Pedantryfilter; subtopic, latin abbreviations
December 7, 2004 6:50 PM   Subscribe

Pedantryfilter; subtopic, latin abbreviations: I've always been confused about the difference between op. cit. and its usage vs. loc. cit. and its usage. Is there an easy rule to remember a) the distinction of meanings between the two, and b) when one ought to use the one instead of the other?
posted by .kobayashi. to Writing & Language (11 answers total)
 
Best answer: op. cit. (opere citato) means "as cited before." It should be used if the source you are referencing has been referenced somewhere in your text before.

ibid. (ibidem) means "same as cited." It should be used if the source you are referencing is the same as the source you referenced immediately before this.

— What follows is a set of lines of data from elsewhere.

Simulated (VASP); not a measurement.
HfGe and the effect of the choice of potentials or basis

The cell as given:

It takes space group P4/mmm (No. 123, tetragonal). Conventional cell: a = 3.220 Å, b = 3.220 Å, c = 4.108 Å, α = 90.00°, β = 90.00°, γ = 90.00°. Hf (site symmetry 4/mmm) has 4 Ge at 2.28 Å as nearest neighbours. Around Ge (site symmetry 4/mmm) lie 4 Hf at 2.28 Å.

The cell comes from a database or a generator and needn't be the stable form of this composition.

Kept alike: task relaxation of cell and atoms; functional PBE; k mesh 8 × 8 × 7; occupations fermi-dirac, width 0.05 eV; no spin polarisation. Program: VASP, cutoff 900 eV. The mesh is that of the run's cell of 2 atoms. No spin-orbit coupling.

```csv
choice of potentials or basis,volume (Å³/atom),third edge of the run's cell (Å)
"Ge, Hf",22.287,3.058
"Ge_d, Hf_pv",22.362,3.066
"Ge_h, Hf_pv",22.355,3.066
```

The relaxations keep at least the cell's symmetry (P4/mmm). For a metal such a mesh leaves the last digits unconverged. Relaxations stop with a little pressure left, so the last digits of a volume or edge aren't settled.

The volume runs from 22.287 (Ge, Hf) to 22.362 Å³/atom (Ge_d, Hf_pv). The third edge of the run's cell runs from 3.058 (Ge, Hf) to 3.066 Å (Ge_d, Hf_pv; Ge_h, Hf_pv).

loc. cit. (loco citato) means "in the place cited." It should be used instead of ibid. if you want to refer to the same reference as the one immediately before, and the same page in the source.
posted by copperbleu at 7:03 PM on December 7, 2004


Response by poster: That's really very clear. Thanks, copperbleu.
posted by .kobayashi. at 8:03 PM on December 7, 2004


Best answer: I know the question's been answered, but I was curious what these looked like in situ (heh), so I found a page with example footnotes.
posted by smackfu at 8:19 PM on December 7, 2004


And as for the rest of em...
posted by fatllama at 8:31 PM on December 7, 2004


No no no. Neither should be used, ever again, and in academic historical writing at least they are mostly abandoned. Both, along with ibid, can cause real mischief when you start cutting and pasting blocks of text, and suddenly your shorthand footnotes refer to the wrong citation. Better to use the short version of a citation after the first--author, short version of the title, page number.
posted by LarryC at 11:01 PM on December 7, 2004


I don't know about academic historical writing, but I wouldn't cater to stupidity at the expense of convention. Sure, these can get tricky if you edit carelessly. Don't be careless. Problem solved.
posted by cribcage at 11:29 PM on December 7, 2004


These are definitely not used in the sciences. In some fields and journals (e.g. things under the control of the American Chemical Society), authors are even instructed not to use et al. but to instead use "and co-workers." I like this because the prose in journals is already stilted and difficult to understand enough and I think every bit of pretention removed helps.
posted by grouse at 2:49 AM on December 8, 2004


Nice question & great links smackfu & fatllama!
posted by Pressed Rat at 6:27 AM on December 8, 2004


I wouldn't cater to stupidity at the expense of convention

not for kobayashi but generally:

You should just make sure that it's actually the convention in your field. In most academic settings apart from law, it's not; something like APA, MLA, or Chicago is, and AFAIK all of them strongly deprecate the Latin abbreviations.
posted by ROU_Xenophobe at 6:42 AM on December 8, 2004


(Minor adjustment: opere citato = literally, in the work cited)
posted by gimonca at 7:26 AM on December 8, 2004


Response by poster: I'm more interested in being able to get it right, should the demand be made of me, as well as being able to understand fully the difference in the articles I've read that make use of the terms.

For that purpose, smackfu's link, in particular was really quite useful. I'd googled fatllama's link, actually (and thanks for sharing it here, fatllama, as it is a helpful resource in general), though the distinction made between the two there wasn't sufficiently clear to me. Thanks to all, even to those who just weighed in with their distate for the usage.